Getting started¶
This guide will get you started with creating datasets for training and testing a deep learning based source separation model. Specifically, we will train a deep clustering network. There are five major steps:
Setting up dependencies
Setting all the environment variables
Creating the datasets
Setting up experiments (training and evaluating models)
Analyzing and reporting the results
This repository contains code that allows for quick and easy experimentation with the nussl library. With this code, you can easily experiment with the various hyperparameters that are native to each separation algorithm. The goal of this document is to guide you through setting up an environment via Anaconda and Docker, setting up experiment monitoring via comet.ml, setting up experiment reporting via a Google sheet, and training and testing your first model on a small dataset.
Just tell me what commands to run¶
Well first set up dependencies and environment variables below. Then…
make pipeline yml=data_prep/musdb/pipeline.yml
make experiment yml=experiments/music_dpcl.yml num_gpus=4 num_jobs=1
make pipeline yml=experiments/out/music_dpcl/pipeline.yml
make pipeline yml=data_prep/wsj/pipeline.yml
make experiment yml=experiments/speech_dpcl.yml num_gpus=4 num_jobs=1
make pipeline yml=experiments/out/speech_dpcl/pipeline.yml
You just created training, validation and evaluation datasets for music and for speech, trained 4 models on each domain, and evaluated them!
Setting up dependencies¶
You’ll need to first install Docker and Anaconda. If you want GPU support, you should install nvidia-docker and CUDA on the host machine. Once you have those two, you can start setting up the environment.
Setting up the conda environment¶
First, create and activate a Python 3 conda environment:
conda create -n [your_environment_name] python=3.7
conda activate [your_environment_name]
For some reason, it must be Python 3.7 due to a change in naming importlib in Python 3.8 breaking some dependencies. Then install poetry:
curl -sSL https://raw.githubusercontent.com/sdispater/poetry/master/get-poetry.py | python
or by writing make poetry
.
Then just run
make install
.
This will install all of the requirements into the conda environment.
Setting up environment variables¶
The scripts are going to point to a lot of directories
(e.g. where your data lives, where to save experiment artifacts,
and so on). They may also depend on a bunch of API keys,
like access tokens for Google sheets (optional), API keys for experiment
tracking losses and logs on comet.ml (also optional). Each environment variable
is set in setup/environment/default.sh
. First, copy default.sh
to something
like [prefix]_local.sh
. It’s important that the file ends in _local.sh
. This is so that it doesn’t get tracked by Git! You’re putting sensitive API keys in there so be mindful!
Now edit your copied file [prefix]_local.sh
. Below is a description of every environnment variable and how to set it.
The environment variables¶
These environment variables will be asked when you run the cookiecutter and replaced in the file automatically.

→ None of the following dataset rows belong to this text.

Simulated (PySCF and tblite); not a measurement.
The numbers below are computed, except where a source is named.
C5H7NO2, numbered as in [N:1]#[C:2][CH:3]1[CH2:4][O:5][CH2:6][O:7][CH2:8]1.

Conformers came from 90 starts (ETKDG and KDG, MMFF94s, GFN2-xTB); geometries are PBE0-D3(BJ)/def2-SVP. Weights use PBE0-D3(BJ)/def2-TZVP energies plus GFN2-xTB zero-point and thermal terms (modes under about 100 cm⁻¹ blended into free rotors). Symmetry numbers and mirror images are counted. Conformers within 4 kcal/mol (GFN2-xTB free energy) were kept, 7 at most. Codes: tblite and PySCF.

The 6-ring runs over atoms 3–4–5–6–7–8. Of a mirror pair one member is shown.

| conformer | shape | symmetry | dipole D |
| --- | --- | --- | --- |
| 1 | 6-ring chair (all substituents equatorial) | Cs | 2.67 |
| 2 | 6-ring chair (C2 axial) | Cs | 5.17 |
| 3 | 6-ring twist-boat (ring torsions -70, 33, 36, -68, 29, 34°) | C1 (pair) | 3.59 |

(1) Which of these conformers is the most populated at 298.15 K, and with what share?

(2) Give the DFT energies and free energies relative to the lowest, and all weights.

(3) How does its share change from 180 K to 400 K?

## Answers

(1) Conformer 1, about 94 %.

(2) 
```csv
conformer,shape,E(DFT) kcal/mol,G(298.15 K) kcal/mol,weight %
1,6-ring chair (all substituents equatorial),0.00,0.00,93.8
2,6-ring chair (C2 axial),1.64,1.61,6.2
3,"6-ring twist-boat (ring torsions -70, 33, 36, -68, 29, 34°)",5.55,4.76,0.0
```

Required environment variables¶
export DOCKER_IMAGE_NAME="user/image"
This is the name of the Docker image that is used to run
all of the experiments. Usually it’s named with your name
before the / and some identifier after (e.g. your_name/your_project).
You can optionally add a tag afterwards, like
your_name/your_project:latest. The default is pseeth/nussl:latest
.
If you don’t change this, it’ll just pull the image from DockerHub so you
don’t need to build it yourself. But if you add new requirements, you’ll
likely want to build your own image with your own image name.
export CACHE_DIRECTORY="/path/to/cache"
The training scripts generate a cache of input/output pairs for the network. These caches are zarr files that contain all the input/output for the network and can be substantial in size. It’s good to know where they are so you can free up hard drive space from time to time as needed.
export ARTIFACTS_DIRECTORY="/path/to/artifacts"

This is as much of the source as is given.